True Detective Season 2 ended in early August. Everyone has had time to sit on it and think it over. Myself included. And when searching online for True Detective Season 2 there is a dearth of negativity and poor reviews. After reading many of those negative things said about Season 2 I stumbled on an article from Nerdist.com by Benjamin Bailey. Finally, there is someone out there that understands more of what Pizzolatto was trying to accomplish with this season.
Bailey is spot on with two very important points. First, Season 1 was very much out of the Lovecraftian mythos. Explicitly, no. Not as if Cthulu makes an appearance, but the vibe, or feel is in line with those stories. Second, Season 2 was not cut from the same cloth. Early on it was clear that stylistically the seasons are different. While both dark and exploring the depths of human emotion and interaction that is where the similarities end. And this is where everything else online tries to measure Season 1 against Season 2. Stop. They aren’t the same and they weren’t meant to be. From the beginning of the show it was meant to be self-contained seasons. Season 1 having different cast and setting than Season 2. So, why are people so intent on comparing apples to oranges? Or is it monsters to rats? (It is a hypothetical. I don’t actually have an answer.)

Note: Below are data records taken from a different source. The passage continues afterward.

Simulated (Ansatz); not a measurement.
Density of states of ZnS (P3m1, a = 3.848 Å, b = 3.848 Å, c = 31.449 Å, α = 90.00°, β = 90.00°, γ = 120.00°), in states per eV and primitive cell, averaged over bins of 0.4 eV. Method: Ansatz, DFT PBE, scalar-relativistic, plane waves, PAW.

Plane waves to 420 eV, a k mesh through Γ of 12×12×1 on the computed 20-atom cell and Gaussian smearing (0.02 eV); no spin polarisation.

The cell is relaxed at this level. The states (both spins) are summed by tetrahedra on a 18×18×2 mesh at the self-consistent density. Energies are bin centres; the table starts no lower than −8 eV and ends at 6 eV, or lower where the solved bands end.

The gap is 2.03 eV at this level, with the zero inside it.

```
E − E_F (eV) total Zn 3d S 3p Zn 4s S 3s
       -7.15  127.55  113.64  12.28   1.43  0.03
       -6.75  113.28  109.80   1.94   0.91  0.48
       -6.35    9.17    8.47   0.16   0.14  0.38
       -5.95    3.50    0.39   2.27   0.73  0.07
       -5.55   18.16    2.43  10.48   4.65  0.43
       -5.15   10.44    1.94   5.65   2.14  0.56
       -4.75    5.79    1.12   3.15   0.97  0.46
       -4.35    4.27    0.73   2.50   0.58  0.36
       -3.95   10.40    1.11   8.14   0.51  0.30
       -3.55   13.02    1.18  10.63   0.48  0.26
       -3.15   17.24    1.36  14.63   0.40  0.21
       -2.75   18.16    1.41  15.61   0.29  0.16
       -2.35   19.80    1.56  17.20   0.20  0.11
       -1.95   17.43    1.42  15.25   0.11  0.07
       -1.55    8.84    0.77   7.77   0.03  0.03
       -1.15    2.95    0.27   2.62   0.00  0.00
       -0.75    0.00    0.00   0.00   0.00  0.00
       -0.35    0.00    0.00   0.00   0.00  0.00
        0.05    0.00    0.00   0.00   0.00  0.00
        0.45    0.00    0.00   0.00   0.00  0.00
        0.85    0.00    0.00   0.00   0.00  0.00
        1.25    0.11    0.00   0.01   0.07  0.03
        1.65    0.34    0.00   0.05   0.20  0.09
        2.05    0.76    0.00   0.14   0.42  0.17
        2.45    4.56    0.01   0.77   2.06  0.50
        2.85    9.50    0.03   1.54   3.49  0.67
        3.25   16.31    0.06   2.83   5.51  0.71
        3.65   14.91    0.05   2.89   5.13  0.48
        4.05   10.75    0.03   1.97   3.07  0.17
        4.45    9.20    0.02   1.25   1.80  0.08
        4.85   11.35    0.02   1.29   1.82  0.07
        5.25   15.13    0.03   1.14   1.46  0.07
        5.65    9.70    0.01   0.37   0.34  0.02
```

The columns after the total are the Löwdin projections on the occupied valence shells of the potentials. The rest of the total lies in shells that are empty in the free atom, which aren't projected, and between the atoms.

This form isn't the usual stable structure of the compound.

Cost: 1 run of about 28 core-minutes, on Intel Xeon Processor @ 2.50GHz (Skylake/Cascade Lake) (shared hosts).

I will admit that the performances by the main cast in Season 2 were not up to the same standard as Matthew McConaughey’s in Season 1. But in all reality, the bar was set incredibly high. Woody Harrelson, while giving a strong performance, was just along for the ride. To expect all four actors to give performances like McConaughey’s is ridiculous. That said, when the cast listing came out I knew that the one to watch for a breakout-type performance would be Vince Vaughn. While much of what I read online focused on the series in general, I would have to argue that Vaughn did deliver with one of his best, if not the best performance of his career. I rooted for him, even as a crime boss, from beginning to end. I hoped things would end differently for him, but seeing Season 2 through the filter, of what it was, a noir, it was acceptable and understandable.
After Season 1 I went out and purchased a copy of Pizzalatto’s book, Galveston. After reading it I expected a more noir feel from Season 2. And that is exactly what we got. While the detective aspect remained, the feel followed more closely to Pizzalatto’s writing style. I must be the only one not surprised by the turn from the occult to double-crossing-cops-on-the-mob-payroll in this season. I’m also probably the only one that would like the noir feel to continue into Season 3. Early rumors are already swirling that Season 3 will turn back toward more occult-ish fare, but I pray that Pizzalatto is able to weave the two styles together successfully. If he can manage that, I fear that Season 1 may be measured against 3 while 2 will be set aside as an anomaly.
The long and short is that critics and fans alike need to stop comparing the two seasons. They aren’t meant to be binge-watched back to back. In fact they are meant to hit so hard that you don’t want to watch more than a few episodes at a time. In that regard, maybe Season 2 fell somewhat short of Season 1, but aside from that comparison, they should stand separately, on their own merits.